Power-Carter grew up in rural Georgia and is a first-generation college graduate. Her mother was assistant director of a day care center, and her father did paint and auto work for General Motors.

“My parents instilled in me and my sister the value of a good education, hard work and being responsible. We had to excel academically,” she said.

Power-Carter, also an associate professor in the IU School of Education, expects to instill an academically nurturing and caring environment at the Neal-Marshall Black Culture Center, which is located at 275 N. Jordan Ave. in Bloomington. She succeeded Audrey McCluskey as its director on Aug. 1.

Only the third director since the center’s building was dedicated in 2002, Power-Carter sees four tenets as being essential to its success: academic excellence, student services, recruitment and retention, and community building. She is seeking to create an environment that makes the IU Bloomington campus seem a little smaller by offering student services and academic support and by partnering with other campus resources.

She also wants to make the center a home-away-from-home for IU students, particularly Black students.

“I think I’m capable of being whoever students need me to be,” Power-Carter said. “There are some students who are going to need a big sister, some students are going to need an auntie or a mom. I don’t know if I’m at the grandmother phase yet.”

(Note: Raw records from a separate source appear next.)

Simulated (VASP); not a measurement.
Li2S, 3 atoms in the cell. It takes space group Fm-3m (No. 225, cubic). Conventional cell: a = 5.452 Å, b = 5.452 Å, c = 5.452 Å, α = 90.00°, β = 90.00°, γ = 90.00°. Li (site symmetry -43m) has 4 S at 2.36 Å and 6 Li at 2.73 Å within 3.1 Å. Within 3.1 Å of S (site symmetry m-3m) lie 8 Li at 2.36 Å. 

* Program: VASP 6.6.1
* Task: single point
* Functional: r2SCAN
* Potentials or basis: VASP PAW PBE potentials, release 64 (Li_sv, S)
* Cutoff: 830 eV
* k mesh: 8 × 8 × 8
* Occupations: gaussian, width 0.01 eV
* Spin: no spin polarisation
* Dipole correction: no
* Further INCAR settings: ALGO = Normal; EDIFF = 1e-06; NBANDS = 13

Power-Carter remembers when she stepped onto the campus of the University of Georgia, which has an enrollment similar in size and makeup as IU Bloomington. Classes were larger, and rules in academia were sometimes different from those in her community.

“I have that sense of wanting to make sure students connect to something or someone,” said Power-Carter, who also taught high school in Athens, Ga. “It is important to help our students, particularly first-generation, navigate our campus. I believe in giving back and investing in our youth. Someone clearly invested in me – I didn’t get here all by myself.”

Power-Carter earned her doctorate in language and literacy education from Peabody College at Vanderbilt University. She joined the IU faculty in 2002, after teaching for one year at the University of Illinois-Chicago.

At IU, she also has founded the African-American Read-In, a campus-wide program that celebrates Black writers; the Closing the Gap Community Literacy Intervention Program; and Sistahs Who Care, which mentors about 70 young women of color each year.

Power-Carter notes that the building housing the Neal-Marshall center also is home to the African-American Arts Institute, the Office of Diversity Education and other IU staff.

“All of us work together to support our students,” she said.

This fall, Power-Carter inaugurated a new tradition. About 40 freshman students received a special pin in a ceremony attended by IU faculty, staff, alumni and local community members. The pin features the Neal-Marshall Center’s new logo, adapted from an Adinkra symbol of the Asante people of the Ivory Coast in Africa.

The name of the symbol, in the Akan language, is “Nea onnim no sua a ohu,” which means “knowledge comes by learning.”

“I want them to know that they’re following in the footsteps of some really great Black faculty and staff,” Power-Carter said. “I want them to understand that there’s great responsibility with coming to Indiana University. Yes, it’s about community and social events, but it’s also about being academically responsible and making contributions to Indiana University and their communities.

“We invited faculty and staff to the pinning ceremony to show students that they’re surrounded by people who want to see them succeed,” she added.

Participants in this new tradition also can look forward to a similar ceremony in four years to celebrate what they’ve achieved.

Power-Carter plans to continue other popular activities at the center, including study nights, Black Student Orientation, the Critical Issues Lecture Series, Black Knowledge Bowl and the Kwanzaa and Juneteenth celebrations. Other new activities will include a book club co-sponsored by the Atkins Living-Learning Center and recognition events for outstanding Black faculty members and athletes at IU.

“I will definitely continue to emphasize that this is a place where our students are welcome and where they know they can come and find someone who will listen, care and be willing to nurture them,” she said.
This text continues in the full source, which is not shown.